After Bending Spoons' ~$1.5B takeover of AOL, its ad-supported inbox is a candidate for deeper AI-driven monetization — Proton Mail is end-to-end encrypted with no ad targeting.
AOL Mail changed hands in early 2026, when Bending Spoons completed its roughly $1.5 billion acquisition of AOL. The reason longtime users are reconsidering is the new owner’s track record: the layoffs and price increases at Evernote after Bending Spoons’ 2023 takeover are the clearest example of the pattern, and AOL’s inbox was already ad-supported and a natural candidate for deeper, AI-driven ad targeting. Proton Mail is the privacy-first counterweight — end-to-end encrypted, no ad profiling, and run by a Swiss company under Swiss privacy law.
For everyday mail, Proton covers what you use AOL for: polished web, iOS and Android apps, folders and labels, filters, a calendar, and custom-domain support on paid tiers. Messages between Proton users are end-to-end encrypted automatically, while mail to the outside world still sends and receives normally. The apps are open source and have been independently audited, so the privacy claims are checkable rather than marketing.
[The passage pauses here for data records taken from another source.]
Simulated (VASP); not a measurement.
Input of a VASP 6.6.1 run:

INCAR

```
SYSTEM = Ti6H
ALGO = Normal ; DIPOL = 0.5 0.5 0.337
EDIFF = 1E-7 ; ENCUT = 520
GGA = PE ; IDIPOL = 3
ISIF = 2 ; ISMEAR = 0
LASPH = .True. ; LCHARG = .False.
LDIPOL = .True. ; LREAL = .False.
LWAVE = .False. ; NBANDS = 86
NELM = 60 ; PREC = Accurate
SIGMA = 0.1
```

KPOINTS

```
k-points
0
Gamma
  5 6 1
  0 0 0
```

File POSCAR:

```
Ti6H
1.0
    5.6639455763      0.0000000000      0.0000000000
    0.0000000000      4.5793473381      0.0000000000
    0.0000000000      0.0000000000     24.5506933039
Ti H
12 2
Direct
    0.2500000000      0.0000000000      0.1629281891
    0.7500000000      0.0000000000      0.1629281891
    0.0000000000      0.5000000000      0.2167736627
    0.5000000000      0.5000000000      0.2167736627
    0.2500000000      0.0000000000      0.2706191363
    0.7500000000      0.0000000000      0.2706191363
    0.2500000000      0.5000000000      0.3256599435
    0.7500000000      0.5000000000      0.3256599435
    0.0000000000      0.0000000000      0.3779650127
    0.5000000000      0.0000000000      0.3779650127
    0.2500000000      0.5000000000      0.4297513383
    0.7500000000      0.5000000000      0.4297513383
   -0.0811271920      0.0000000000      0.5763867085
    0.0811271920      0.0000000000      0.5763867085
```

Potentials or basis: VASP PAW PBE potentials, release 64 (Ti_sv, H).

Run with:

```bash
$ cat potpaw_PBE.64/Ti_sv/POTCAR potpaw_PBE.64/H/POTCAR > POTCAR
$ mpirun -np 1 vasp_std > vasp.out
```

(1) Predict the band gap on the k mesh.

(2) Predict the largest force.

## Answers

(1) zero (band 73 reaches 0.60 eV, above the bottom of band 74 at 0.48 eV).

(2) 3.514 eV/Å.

Be clear-eyed that this is a lateral move on price, not a saving — AOL Mail is free, and Proton’s free tier is limited to 1 GB and a single address, with Plus around $52 a year for more room and features. Because your mailbox is encrypted, using it in a desktop client like Outlook or Thunderbird requires Proton Bridge, a paid feature, and you will be retiring a decades-old @aol.com address that plenty of contacts still have on file.
Plan an afternoon. Proton’s Easy Switch tool imports your existing AOL mail, contacts and calendar over IMAP, so your history comes with you rather than being left behind. Set up forwarding from AOL for a transition period, update the logins and key contacts that matter most to your new address, and keep the AOL account alive but idle until you are confident nothing important still routes through it.